Merleau-Ponty argues that the 3rd dimension is not seen but calculated in the mind... Here are a few interesting quotations from 'Eye and Mind'....
'The fact that things overlap or are hidden does not enter into their definition, and expresses only my incomprehensible solidarity with one of them - my body.'
'There is no vision without thought... Vision is a conditioned thought; it is born as "occasioned" by what happens in the body; it is "incited" to think by the body.'
I have been coming to the conclusion that if it is thought that defines our world, the world outside our body can only be conceived of as a product of our own thought. Nothing is separate from our each unique view of the outside as our minds codify the sense data from our sense organs into our very own programmed language that is supposedly different in everyone. In other words, everything we know and sense is just an extension of ourselves. Degressing slightly, going from this theory, is this the reason that babies and young children cannot form (narrative) memories.... They are still learning how to place sense data into an ordered structure, the mind still learning how to successfully programme sensed information into anything meaningful and so with the lack of structure memories cannot now be placed into anything meaningful to us now, considering we probably think in code as to our surroundings.
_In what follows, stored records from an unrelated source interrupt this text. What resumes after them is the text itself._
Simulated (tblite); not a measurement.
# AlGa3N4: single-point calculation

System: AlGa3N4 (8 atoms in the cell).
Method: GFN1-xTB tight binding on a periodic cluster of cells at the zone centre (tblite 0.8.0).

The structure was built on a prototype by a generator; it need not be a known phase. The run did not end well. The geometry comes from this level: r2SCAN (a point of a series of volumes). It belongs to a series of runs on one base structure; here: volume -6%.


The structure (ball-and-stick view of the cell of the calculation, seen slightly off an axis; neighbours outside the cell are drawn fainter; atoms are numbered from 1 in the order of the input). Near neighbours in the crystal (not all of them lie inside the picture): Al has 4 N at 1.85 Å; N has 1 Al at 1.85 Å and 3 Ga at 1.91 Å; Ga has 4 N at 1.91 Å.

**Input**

Anyway, when exploring perception and a further reality beyond what we can sense (we know its there, science tells us!) this is something to consider, when visualising information in infra-red or ultraviolet (like the recent visualisations of the galaxy) the way we see plays an important part in how we address material characters. How will we learn from placing extra information about the world on top of our own senses? how can we get past how our mind has tailored the programming of sense data into a normal unextended vision of the world? will it affect our sense of identity?